You have watched all the machine learning videos on YouTube, and you have completed every Python tutorial Code Academy can throw at you. You already have an eye on your first Kaggle competition to make your first steps towards data science stardom, your name revered within niche Facebook groups alongside Andrew Ng and Geoffrey Hinton. You settle down to train a simple classifier on the Iris dataset and have 99% and above accuracy on the dataset. Great!

It’s then time try out some other data points that your model hasn’t seen before – and it doesn’t quite perform as expected. New data point after new data point predicted incorrectly, even when the values are only slightly different from the data that the model was trained on. The future glory, the published research and the Nobel Prizes have suddenly faded away, and you feel you have fallen at the first hurdle.

But before falling into inconsolable despair, there is no need to worry, as this is a well-researched and well-documented phenomenon within data science. In this blog we will be learning about said effect, overfitting, and then exploring some of the most frequently used techniques in machine learning to prevent it.

What is Overfitting?

The definition of overfitting is given by the Oxford Dictionary as:

The production of an analysis which corresponds too closely or exactly to a particular set of data, and may therefore fail to fit additional data or predict future observations reliably.

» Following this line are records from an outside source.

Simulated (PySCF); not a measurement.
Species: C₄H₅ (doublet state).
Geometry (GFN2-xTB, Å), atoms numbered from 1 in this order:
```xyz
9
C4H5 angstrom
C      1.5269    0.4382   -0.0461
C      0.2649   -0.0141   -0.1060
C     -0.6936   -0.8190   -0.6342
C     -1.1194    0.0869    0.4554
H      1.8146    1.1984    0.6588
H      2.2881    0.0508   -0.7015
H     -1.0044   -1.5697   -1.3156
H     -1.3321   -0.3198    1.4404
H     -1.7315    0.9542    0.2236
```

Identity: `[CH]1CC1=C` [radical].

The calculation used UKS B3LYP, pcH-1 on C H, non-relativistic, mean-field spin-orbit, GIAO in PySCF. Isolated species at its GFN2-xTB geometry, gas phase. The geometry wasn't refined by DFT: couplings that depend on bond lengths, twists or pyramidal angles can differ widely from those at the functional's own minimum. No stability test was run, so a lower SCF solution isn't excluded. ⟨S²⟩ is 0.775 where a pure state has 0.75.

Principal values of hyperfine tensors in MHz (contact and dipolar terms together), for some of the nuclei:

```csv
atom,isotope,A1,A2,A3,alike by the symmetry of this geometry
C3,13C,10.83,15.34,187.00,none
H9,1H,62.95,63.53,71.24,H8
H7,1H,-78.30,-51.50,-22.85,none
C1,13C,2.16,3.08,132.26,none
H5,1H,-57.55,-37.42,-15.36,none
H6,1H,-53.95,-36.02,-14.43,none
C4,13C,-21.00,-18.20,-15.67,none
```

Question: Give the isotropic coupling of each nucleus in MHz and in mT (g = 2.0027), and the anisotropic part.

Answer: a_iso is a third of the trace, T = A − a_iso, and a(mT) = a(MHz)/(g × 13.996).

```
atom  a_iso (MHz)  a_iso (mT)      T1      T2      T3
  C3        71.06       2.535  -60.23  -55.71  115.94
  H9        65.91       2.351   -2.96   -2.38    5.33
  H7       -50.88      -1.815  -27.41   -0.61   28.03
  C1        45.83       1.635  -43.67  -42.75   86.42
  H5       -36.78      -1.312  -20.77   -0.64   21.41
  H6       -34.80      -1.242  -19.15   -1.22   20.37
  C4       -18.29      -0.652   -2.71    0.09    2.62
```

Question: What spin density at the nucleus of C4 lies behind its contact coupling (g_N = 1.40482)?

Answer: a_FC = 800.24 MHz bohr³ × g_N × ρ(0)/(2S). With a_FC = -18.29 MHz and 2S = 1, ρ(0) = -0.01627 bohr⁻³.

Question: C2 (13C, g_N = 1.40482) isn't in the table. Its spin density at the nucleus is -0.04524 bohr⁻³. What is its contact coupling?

In the context of machine learning, it is when the model has become incredibly specialised towards the data that it has been trained on, gaining the ability to predict even anomalous points within this set of data. However, the model now will not be able to follow the general pattern for prediction from the field you wish to apply it to.

diagram for overfitting

Figure 1 – Overfitting within a classification task.

Figure 1 is a great example of this effect, where the green line shows the boundary for prediction between red and blue for the overfitted model while the black line shows the boundary for an optimal model. While the optimal model boundary may create some errors in prediction, it follows the general trend shown by the data set to a greater degree to the overfitted model. The ability to follow the general trend is the generalisability of a model.

Now that we understand the theory behind overfitting, we can begin looking at ways to prevent it…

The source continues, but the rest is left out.